Prime Minister Netanyahu’s reluctance to act against rabbis like Eliyahu, the Safed municipal rabbi, also came at a time when the Knesset, currently dominated by right-wing parties, is considering what many argue are racist and anti-democratic proposals.

One proposal – though defeated – suggested all Israeli citizens, including Arabs, must swear loyalty to the Jewish state. These days the Knesset is considering outlawing
anti-occupation activists’ calls for an economic boycott of Israel.

Earlier this month, though, the conflict between the rabbis and the Jewish state intensified. Rabbi Dov Lior, a known extremist from the West Bank settlement of Kiriat Arba near Hebron, endorsed a book that openly incited violence. The book, “The King’s Torah,” argues that Jews may preemptively kill non-Jews if they feel threatened.

When police recently summoned Lior for questioning, he never turned up, and was soon arrested. Hundreds of his followers demonstrated in Jerusalem to protest his arrest. The Israeli police also arrested the son of a prominent rabbi and Netanyahu’s own coalition partner over similar accusations. Nobody in Israel is above the law, Netanyahu then said, in a meeting with his ministers.

Israel’s deep fragmentation, where several communities live side-by-side – the secular Israelis, the Arabs, the settlers, the ultra-orthodox and the Russian immigrants to name a few – has created a certain live-and-let live culture, allowing for pockets of racism in peripheral groups. While each group maintains its own social codes, mainstream Israel, nevertheless, did react harshly against the rabbis’ racist calls. Last week, Maariv, an Israeli tabloid, dedicated its entire front page to an article against religious fanatics. We do not want to become Iran, the tabloid shouted in bold type.

But for Uri Avineri, a famous long-time peace activist, the struggle against religious fanatics is crucial to Israel’s survival. For Israelis this is not just an academic question. Transforming Israel into a state run by orthodox Jewish law means castrating the democratic system, he said recently.

Nevertheless, the right wing parties in Israel, which are frequently the most critical to peace agreements with Arab countries, often receive the bulk of their votes from Jewish immigrants from Arab countries and their offspring. Memories of anti-Jewish acts in Arab countries are commonly said to explain their distrust vis-à-vis peace moves.

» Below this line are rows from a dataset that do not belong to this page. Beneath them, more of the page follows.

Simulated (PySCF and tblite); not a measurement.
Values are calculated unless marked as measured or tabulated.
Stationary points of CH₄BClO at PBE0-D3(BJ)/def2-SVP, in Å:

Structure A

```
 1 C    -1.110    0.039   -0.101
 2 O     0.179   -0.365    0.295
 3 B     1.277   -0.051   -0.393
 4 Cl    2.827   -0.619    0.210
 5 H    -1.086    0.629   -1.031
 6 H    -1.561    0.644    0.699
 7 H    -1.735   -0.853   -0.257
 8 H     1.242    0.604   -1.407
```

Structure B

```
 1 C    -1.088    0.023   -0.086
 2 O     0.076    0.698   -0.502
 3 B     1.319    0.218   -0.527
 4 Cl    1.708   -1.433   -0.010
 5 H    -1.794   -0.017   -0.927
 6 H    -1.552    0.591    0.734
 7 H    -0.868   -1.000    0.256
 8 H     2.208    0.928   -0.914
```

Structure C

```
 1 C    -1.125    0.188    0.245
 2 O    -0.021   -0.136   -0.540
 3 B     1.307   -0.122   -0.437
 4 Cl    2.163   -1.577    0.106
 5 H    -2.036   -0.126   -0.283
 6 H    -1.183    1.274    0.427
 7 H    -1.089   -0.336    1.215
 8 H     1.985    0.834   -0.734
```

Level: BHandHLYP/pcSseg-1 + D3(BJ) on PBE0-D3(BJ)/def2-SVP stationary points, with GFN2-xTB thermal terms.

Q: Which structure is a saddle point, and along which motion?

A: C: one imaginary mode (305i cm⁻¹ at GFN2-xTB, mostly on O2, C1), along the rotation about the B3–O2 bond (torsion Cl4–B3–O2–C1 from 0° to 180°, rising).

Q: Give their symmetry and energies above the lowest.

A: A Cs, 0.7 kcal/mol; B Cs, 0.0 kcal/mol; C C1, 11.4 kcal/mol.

However, according to Tel Aviv University professor Yehuda Shenhav, the answer lies elsewhere. Shenhav, a son of Iraqi immigrants, says the European Jewish elite, which established Israel, oppressed Jewish Arab culture for decades, and, consequently, Jewish immigrants from Arabs countries learned to distance themselves from their own Arab heritage. Zionism asked Arab Jews to relinquish their Arab identity, says Shenhav, a sociologist. He and other activists established the Eastern Democratic Rainbow, an organization which seeks to restore Arab culture and identity to Jewish immigrants from Arab countries and build bridges to neighboring countries.